A Cuckoo, in South Korea, is a pressure cooker for preparing rice. In Amsterdam-based artist Jaha Koo’s solo performance-lecture, visiting Ghent’s Same Same But Different festival as part of a European tour, there are three, spread out before Koo on a high desk. Two of them can talk, and together, Koo and his rice cookers balefully sift through 20 years of South Korean history, starting with the 58 billion-dollar IMF bailout that rescued the country’s economy in 1997.
Throughout the piece, Koo interleaves his personal history with depression and loneliness, and works in similar stories from others of his generation – a childhood pal whose family moved to America, a debt-struck friend who committed suicide, an overworked metro-worker hit by a train. These sections are stylishly separated by video clips and original electronic music.
Koo’s aim is to tie South Korea’s high rates of suicide with the consequences of the 1997 bailout. South Korea, he suggests, has been turned into a pressure cooker by economic colonialism. It might be a valid take, but it’s not coherently argued.

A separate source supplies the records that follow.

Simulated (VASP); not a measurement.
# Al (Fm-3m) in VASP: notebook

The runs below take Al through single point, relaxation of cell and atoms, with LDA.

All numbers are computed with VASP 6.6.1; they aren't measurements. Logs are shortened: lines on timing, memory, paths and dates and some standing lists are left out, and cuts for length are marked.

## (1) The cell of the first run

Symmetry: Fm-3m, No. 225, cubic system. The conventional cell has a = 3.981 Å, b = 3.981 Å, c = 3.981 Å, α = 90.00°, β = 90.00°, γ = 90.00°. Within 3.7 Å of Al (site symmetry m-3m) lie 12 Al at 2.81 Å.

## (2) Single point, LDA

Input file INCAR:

Koo loops in a score of different factors – the machinations of US treasury secretary Robert Rubin, the post-bailout rise in international investment, the regular social unrest, the introduction of screen doors on Seoul’s metro to prevent suicide – but although he’s an engaging presence, and deftly weaves these threads together theatrically, this piece isn’t as satisfying on an intellectual level.
Cuckoo ends up playing out like an article abstract: the bare bones of an idea, but with little actual argument.